But something more insidious is going on in both of these shows. For what pasty Britisher* Bruce promises the viewers is the ability to imagine themselves in his shoes as he "goes native." Just like Bruce, we too can consume the illusion of "being" a member of a tribe, replete with the initiation processes, drug use, nudity, and violent fighting. That these are all taboos in Western society, is, of course, not lost on the producers; they're banking on the exoticism of the forbidden to entrance their viewership. And so certain is it that taboo draws the viewers, rather than any authentic experience of "being" native, that the producers lose little sleep over the Bruce's sham participatory anthropology. It's not just that Bruce imagines he can "know" a community after coasting on the surface of their lives, playing at hunting and stick fighting and interjecting earnest asides to the camera. And, given Bruce's language ineptitude (just watching him butcher French as he attempted to communicate with the tribes in Western Africa whose first language was clearly not French made me want to clutch my head and moan), I have zero faith that he could possibly "know" anything about the people whose lives he purports to share. What is galling about this show, is the presumed "innocence" of the natives: that is, that they aren't intentionally and in full knowledge giving Bruce the "tourist's package," the bits and pieces of their lives that they know, thanks to more than a century of white men imposing themselves as "specialists" to "analyze" the content of their existence, are of interest to these white interlopers. But the producers will never acknowledge that, because that illusion is the most compelling one of all.

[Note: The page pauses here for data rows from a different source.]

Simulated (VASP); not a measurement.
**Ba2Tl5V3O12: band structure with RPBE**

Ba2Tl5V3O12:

And it's the presumed innocence of the fashion victims on "What Not to Wear" that gets my goat too. It's not just that the show prescribes an arbitrary, inane, extremely narrow and completely insipid image of "correct" fashion (And though I'm not a long-time viewer, I'm willing to bet that most of the fashion "victims" are women, and, hence, this "correct" image is really just another way to confine a woman's preferred (personal, outsize, chosen, comfortable, sexy, colorful, loud, flexible, creative, whatever) style.). But what is infuriating is that the show presumes that the women dress the way they do because they don't know how to: for each time a fashion victim justifies her choice, for whatever fully rational reason she provides, she is dismissed as being damaged goods (she has deep-seated hang-ups) or just dumb (she's ignorant to what is truly fashionable). In other words, women choose not to look like Barbie because they don't know better; their choices are not rational, but derive from psychological problems or ignorance.
So what this capitalist model really looks like to me is: under the guise of empathy (I the viewer get to view the intimate details of another person's life and experience our similarity), what is being consumed is a free pass to Be Superior. Go Western Culture!


*I don't know for certain that Bruce is British. I am appallingly bad at identifying accents.